Friday, July 18, 2008
Paradise Lost In Hays County
Editor's Note: Documents on file at the Hays County Clerk's web site show there have been 619 properties posted for public auction in the six months between March and August of this year. There are no comparative numbers on the web site for the same period last year.
By Charles O'Dell, PhD
Monthly housing foreclosures in Hays County during the past five months are averaging over 86 per month. Watts, Cox, Ortega, Jones and Rios name only a few of our neighbors who have lost their homes, their castles, and their major investments.
If predatory and unfair lending practices led to the current foreclosure crisis, why is it just happening now, and how do we keep it from happening again?
Today’s financial liquidity and home foreclosure crisis is the result of our elected U.S. Senators and Representatives dismantling in twelve years (1970 – 1982) the regulatory guidelines for financial institutions enacted over the previous fifty seven years.
These contemporary legislators responding to pressures from financial companies, their lobbyists and their election campaign contributions in the millions of dollars replaced good business practices and consumer protection with an unregulated system that encouraged bad business practices putting the banking system at risk by destroying the dreams of millions of new homeowners.

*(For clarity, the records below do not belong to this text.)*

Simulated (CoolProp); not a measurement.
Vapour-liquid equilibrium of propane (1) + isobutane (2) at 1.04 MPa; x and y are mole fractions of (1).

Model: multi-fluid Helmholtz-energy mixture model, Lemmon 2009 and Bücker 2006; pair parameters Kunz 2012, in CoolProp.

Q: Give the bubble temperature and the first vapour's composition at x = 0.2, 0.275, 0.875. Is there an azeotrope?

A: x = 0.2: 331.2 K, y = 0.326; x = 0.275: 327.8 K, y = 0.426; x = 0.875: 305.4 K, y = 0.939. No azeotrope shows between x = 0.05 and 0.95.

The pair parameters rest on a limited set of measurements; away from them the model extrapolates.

Creating a Responsible Banking System
After the financial panic of 1907, the Federal Reserve Act (1913) established the Federal Deposit Insurance Corporation (FDIC) and included banking reforms, some of which were designed to control speculation. A year later the Federal Trade Commission Act prohibited unfair or deceptive business practices. In 1933 the Glass-Steagall Act separated “commercial banks” focusing on consumer checking and savings activities from “investment banks” that deal with speculative trading and mergers. The Truth in Lending Act of 1968 required banks to disclose loan terms and fees.
Sowing the Seeds for Today’s Foreclosure Crisis
Some provisions such as Regulation Q that allowed the Federal Reserve to regulate interest rates in savings accounts were repealed by the Depository Institutions Deregulation and Monetary Control Act of 1980. Other provisions which prohibit a bank holding company from owning other financial companies were repealed in 1999 by the Gramm-Leach-Bliley Act. (Yes, the same Senator Phil Gramm who is economic advisor to presidential candidate John McCain.)
Today’s credit crisis has been caused by a sustained period of lax and inappropriate lending that could not have occurred had thoughtful banking regulations and consumer protections not been repealed in the name of competition. Already, commercial financial companies are being rescued at great cost to taxpayers, and millions of unsuspecting new homeowners are seeing their dreams evaporate in foreclosure. We will see an increasing number of our Hays County neighbors lose their homes in the coming months and perhaps years.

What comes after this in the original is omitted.